Bug 1469751

Summary: OVS has a flow to drop all packets leading to loss of connectivity between the compute node and controllers- neutron-openvswitch-agent restart is required
Product: Red Hat OpenStack Reporter: Sai Sindhur Malleni <smalleni>
Component: openstack-neutronAssignee: Assaf Muller <amuller>
Status: CLOSED DUPLICATE QA Contact: Toni Freger <tfreger>
Severity: unspecified Docs Contact:
Priority: unspecified    
Version: 11.0 (Ocata)CC: amuller, chrisw, ihrachys, jlibosva, nyechiel, smalleni, srevivo
Target Milestone: ---   
Target Release: ---   
Hardware: Unspecified   
OS: Unspecified   
Whiteboard: scale_lab, aos-scalability-36
Fixed In Version: Doc Type: If docs needed, set a value
Doc Text:
Story Points: ---
Clone Of: Environment:
Last Closed: 2017-08-28 13:54:51 UTC Type: Bug
Regression: --- Mount Type: ---
Documentation: --- CRM:
Verified Versions: Category: ---
oVirt Team: --- RHEL 7.3 requirements from Atomic Host:
Cloudforms Team: --- Target Upstream Version:
Embargoed:

Description Sai Sindhur Malleni 2017-07-11 18:52:28 UTC
Description of problem: I started investigating as openstack hypervisor list showed two hypervisors as down. I couldn't ping/ssh to these hypervisors over their control plan IPs. On grabbing the console of these nodes and looking at the ovs-flows I saw that there was a flow for the primary interface hosting VLANs for the tenant, controlplane and internal api networks with actions: drop and all traffic going through this interface was being dropped because of this. AS a result, there was no communication between this hypervisor and thee rest of the cluster. OVS version is 2.6.1 and just to clarify there was no upgrade performed on this node. It is an OSP 11 GA environment hosting some VMs for OpenShift testing. Two hypervisors were marked as down by Nova and that's how the investigation began.

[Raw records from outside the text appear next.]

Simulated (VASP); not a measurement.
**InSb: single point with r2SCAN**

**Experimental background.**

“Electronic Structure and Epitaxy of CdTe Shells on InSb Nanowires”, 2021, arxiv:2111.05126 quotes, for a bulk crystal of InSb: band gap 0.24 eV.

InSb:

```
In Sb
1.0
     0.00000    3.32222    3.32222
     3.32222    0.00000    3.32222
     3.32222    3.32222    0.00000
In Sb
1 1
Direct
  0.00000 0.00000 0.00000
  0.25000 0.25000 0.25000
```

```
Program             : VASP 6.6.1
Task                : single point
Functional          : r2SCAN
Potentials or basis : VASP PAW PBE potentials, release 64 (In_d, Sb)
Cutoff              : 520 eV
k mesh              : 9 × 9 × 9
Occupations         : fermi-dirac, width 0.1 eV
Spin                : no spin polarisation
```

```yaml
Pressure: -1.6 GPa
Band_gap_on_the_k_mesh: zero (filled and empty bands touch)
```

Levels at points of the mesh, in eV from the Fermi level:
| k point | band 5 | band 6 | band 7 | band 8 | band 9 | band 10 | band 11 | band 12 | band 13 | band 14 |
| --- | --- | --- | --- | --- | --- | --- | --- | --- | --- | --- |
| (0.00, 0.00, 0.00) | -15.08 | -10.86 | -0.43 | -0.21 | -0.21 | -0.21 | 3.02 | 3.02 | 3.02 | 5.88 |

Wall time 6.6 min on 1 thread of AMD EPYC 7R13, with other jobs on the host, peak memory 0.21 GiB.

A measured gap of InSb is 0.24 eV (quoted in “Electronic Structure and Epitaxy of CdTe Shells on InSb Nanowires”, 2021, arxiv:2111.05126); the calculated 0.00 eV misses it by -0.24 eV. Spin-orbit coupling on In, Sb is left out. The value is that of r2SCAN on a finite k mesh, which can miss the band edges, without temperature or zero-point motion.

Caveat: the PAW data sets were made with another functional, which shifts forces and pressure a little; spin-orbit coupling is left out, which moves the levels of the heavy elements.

Restarting neutron-openvswitch restored connectivity.

OVS flows: https://gist.github.com/smalleni/a65cd07e019497a9ead3433e147243b7
ovs-vsctl show: https://gist.github.com/smalleni/e5a8374d4991d501c103b8b47c06f6f6
ip a: https://gist.github.com/smalleni/4ed2c19981b52300d7007341a85e7549


Version-Release number of selected component (if applicable):
11
OVS- 2.6.1

How reproducible: Happened only on two compute nodes on a 133 node setup


Steps to Reproduce:
1. 
2.
3.

Actual results:
Some compute nodes lost connectivity

Expected results:
None of the nodes should lose connectivity.

Additional info:

Comment 1 Ihar Hrachyshka 2017-07-13 15:26:33 UTC
Can we pinpoint in time when it happened? Anything in logs around that time? Any actions executed external to OSP?

Comment 2 Sai Sindhur Malleni 2017-07-14 18:44:33 UTC
Ihar,
Not entirely sure, as I found the hypervisors marked down when I was checking for some other errors. I know when the state of the VMs on these hypervisors was set to SHUTOFF (assuming it was done when connectivity was lost with the hypervisor). Would some neutron-openvswitch-agent and ovs logs around that time help?

Comment 3 Sai Sindhur Malleni 2017-07-14 20:03:26 UTC
Ihar,
I confirmed that a reboot on the compute node causes this. Manually bouncing the neutron-openvswitch-process is the only way to get connectivity back.

Comment 5 Ihar Hrachyshka 2017-07-19 13:52:20 UTC
We suspect it won't be of much help to get access to the node once it happens. Sai, is it easily reproducible? If so, may I ask you to enable debug logs for neutron-server and neutron-openvswitch-agent and then reproduce it, and attach logs?

Also, Kuba pointed to an upstream bug that suggests some flows were lost during operation, which resembles what you experience. The bug is: https://bugs.launchpad.net/neutron/+bug/1697243

Comment 6 Jakub Libosvar 2017-08-21 15:41:00 UTC
Given that br-ex in the provided gist is in standalone mode, this might be same issue as bug 1473763

Comment 7 Assaf Muller 2017-08-28 13:54:51 UTC

*** This bug has been marked as a duplicate of bug 1473763 ***